There’s also other way to intrude the online gameplay, like participating in a street races, or other modes. Sadly, I haven’t had the chance to get that deep into it during my playtest, but you should know that like in most other activities in Watch_Dogs, you unlock skills, vehicles, weapons whether you are playing solo or in multiplayer modes.
With Watch_Dogs, Ubisoft nevertheless shows its very good experience for open-world games. Despite a somewhat slow start, the gameplay gets better, offering more opportunities for players throughout his long adventure. But there are quite a few downsides such as a poor storyline, poor artificial intelligence, and a lack of enforcing the hacking mechanism as a main gameplay style.
Watch_Dogs was reviewed using a PlayStation 4 review copy provided by Ubisoft and its regional distributor in the Middle East, Red Entertainment. We don’t discuss review scores with publishers or developers prior to the review being published.

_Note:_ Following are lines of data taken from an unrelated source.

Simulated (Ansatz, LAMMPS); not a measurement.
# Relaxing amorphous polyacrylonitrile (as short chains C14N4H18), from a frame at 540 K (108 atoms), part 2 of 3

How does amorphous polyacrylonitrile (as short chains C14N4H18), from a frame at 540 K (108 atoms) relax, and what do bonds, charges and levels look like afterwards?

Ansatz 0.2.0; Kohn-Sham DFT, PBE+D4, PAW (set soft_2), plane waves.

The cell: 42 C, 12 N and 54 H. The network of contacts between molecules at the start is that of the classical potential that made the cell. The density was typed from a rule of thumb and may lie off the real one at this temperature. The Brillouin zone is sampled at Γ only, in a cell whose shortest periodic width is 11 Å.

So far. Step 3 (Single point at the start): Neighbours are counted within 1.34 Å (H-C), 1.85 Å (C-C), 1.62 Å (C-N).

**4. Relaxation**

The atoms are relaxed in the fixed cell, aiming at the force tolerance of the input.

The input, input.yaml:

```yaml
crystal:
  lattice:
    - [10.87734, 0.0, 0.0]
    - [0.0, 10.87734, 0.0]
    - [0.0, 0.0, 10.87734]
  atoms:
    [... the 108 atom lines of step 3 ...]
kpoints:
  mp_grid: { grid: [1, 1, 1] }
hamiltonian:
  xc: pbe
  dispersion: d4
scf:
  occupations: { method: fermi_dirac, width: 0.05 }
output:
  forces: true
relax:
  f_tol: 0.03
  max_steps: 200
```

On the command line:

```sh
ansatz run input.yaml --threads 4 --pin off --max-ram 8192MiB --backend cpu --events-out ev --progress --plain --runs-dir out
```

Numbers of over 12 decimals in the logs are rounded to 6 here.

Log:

• The density of Chicago and its contents.
• The online game immersed within the single player campaign.
• The multileveled skills of Aiden.
• The mix between piracy, infiltration and action.
• The original online game
• Very poor scenario and storyline.
• Enemy’s AI is quite undeveloped.
• The music is bland.
• Rush action and shooting sometimes pay more than infiltration and piracy.
• Aiden lacks charisma in comparison to other games main characters.
If Rockstar Games’ Grand Theft Auto is the ultimate experience of open-world games, the Watch_Dogs franchise seems to be on the right track to become a wonderful series, and Ubisoft managed to distinguish itself in comparison to its numerous competitors, with quite an original approach.